Spend Efficiently: Four Lessons on Optimizing your Media Investments
Optimizing media budgets can be quite a challenge in today’s omnichannel world. Increasing amounts of information become available to marketers, who are expected to take all these factors into account in their decision-making process. They face questions such as:
- Which media channels are the most effective?
- How do these (online or offline) media channels interact with each other?
- What is the perfect timing for campaigns?
- How do special events, competitor pricing or external factors affect decisions?
Most marketers will agree that advanced analytical techniques are required to model this complex landscape. However, widely used reporting systems like Google Analytics don’t automatically take the relevant factors into account. As we can see in the following example, this leads to sub-optimal media investment decisions.

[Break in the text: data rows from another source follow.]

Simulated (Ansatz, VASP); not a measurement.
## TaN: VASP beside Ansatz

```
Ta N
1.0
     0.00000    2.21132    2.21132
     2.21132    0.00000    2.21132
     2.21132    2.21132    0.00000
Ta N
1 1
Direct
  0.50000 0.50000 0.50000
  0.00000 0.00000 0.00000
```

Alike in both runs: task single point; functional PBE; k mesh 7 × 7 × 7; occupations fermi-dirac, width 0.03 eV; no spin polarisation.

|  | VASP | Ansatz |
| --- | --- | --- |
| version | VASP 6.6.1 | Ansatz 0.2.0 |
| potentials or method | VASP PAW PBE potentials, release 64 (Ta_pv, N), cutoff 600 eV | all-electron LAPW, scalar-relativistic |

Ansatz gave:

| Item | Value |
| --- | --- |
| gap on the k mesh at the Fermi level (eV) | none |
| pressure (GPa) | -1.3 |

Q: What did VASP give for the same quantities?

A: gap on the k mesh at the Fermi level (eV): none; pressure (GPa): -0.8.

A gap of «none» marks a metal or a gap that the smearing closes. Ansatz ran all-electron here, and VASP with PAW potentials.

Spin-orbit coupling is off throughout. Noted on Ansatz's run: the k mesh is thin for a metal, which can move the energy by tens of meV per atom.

Imagine your goal for this month is to maximize the amount of conversions without increasing the total media investment. This requires the reallocation of media budgets among channels. The following data from Google Analytics is available over the previous month:
What would be the optimal re-allocation of media budgets over these channels? The Display channel looks promising due to its high return on investment (ROI) and high conversion rate. It would be perfectly reasonable to assume a higher investment in this channel would lead to the highest revenue. Upon further analysis, however, the opposite could also be true.
Optimize your media investments with the following four lessons.
1. Use Multi-Touch Attribution (MTA)
When studying the table above, it is important to consider how each of these metrics is calculated. Many systems still use the last-click model. This model assigns the last touchpoint the customer has interacted with all the credit for the conversion, and nothing is attributed to other channels in the customer journey. The last click model therefore overvalues the channels at the end of the customer journey, and undervalues the channels at the beginning of the customer journey. Google and other search channels are often heavily overvalued using the last-click model.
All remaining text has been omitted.